Thursday, September 13, 2007

Looking for the cloud

Stories on testing of school children hardly ever give a full and fair picture. In this case, the reporter James Vaznis finds something wrong with the increase in MCAS scores in 2007.

The something is racial and ethnic disparities, and that is indeed a persistent problem. What Vaznis doesn't tell us until after the jump is that the long-standing disparity also improved. So I guess the bad news that every test score story must by journalistic convention include is that we don't live in heaven on earth.

Vaznis doesn't provide a socioeconomic breakdown of the MCAS data, but then the state doesn't provide it. There are privacy concerns of course. However, Vaznis could have looked at income averages and correlated them with average test scores. That might not be good enough for a peer-reviewed journal, but it would be good enough for a newspaper. In fact, I did it almost ten years ago for a local weekly.

There's a strong correlation between wealth and test scores, and it explains part of the ethnic and racial disparities. Of course, that explanation is only an explanation, not an excuse to do nothing. If we really want to be a classless society, we've got to educate our poor people well, or we doom social mobility. No real 'if' - the middle class nation we had forty years ago has been under persistent and successful attack from the right with little defense from the left.

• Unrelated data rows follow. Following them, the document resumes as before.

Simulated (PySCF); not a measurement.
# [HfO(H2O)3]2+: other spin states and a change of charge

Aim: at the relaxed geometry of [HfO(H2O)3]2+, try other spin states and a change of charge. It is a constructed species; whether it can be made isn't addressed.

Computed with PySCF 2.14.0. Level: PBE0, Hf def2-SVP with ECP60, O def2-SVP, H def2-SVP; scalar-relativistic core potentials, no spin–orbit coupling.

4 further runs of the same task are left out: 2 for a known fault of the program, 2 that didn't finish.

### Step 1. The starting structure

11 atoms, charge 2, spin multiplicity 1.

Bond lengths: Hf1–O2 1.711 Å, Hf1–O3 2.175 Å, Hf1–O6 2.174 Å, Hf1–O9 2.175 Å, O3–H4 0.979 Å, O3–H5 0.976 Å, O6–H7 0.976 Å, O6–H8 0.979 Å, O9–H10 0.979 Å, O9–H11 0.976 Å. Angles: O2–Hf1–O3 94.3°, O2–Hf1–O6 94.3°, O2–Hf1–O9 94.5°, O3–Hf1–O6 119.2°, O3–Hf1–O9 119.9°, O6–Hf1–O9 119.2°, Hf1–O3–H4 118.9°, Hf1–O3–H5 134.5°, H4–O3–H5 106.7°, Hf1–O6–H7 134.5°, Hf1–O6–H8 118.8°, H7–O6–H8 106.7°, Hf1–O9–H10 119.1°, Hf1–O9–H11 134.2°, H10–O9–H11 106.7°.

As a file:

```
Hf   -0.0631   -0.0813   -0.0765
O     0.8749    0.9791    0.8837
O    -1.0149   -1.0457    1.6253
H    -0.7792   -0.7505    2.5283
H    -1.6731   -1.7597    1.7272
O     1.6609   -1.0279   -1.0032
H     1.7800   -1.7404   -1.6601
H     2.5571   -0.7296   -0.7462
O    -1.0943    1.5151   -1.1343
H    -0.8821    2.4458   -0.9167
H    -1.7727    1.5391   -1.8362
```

Another bit of context missing from this story, as from most Boston Globe stories on test scores, is the fact that Massachusetts and Connecticut students are duking out for number one in the nation on nationally normed tests. The only fair conclusion is that our NCLB-mandated testing is much harder than, say, the similar testing done in Florida and Texas and put in place by two of the worst Bushist governors, Duhbya and Jeb.

One last point (and then pencils down!): The summaries shown here indicate that the 10th grade math test is too easy to tell the difference between really good math students and merely mediocre ones. This is the real standard that NCLB has set, and it encourages dumbing down the test. All the other distributions look reasonably normal, so far as I can tell from such coarse data.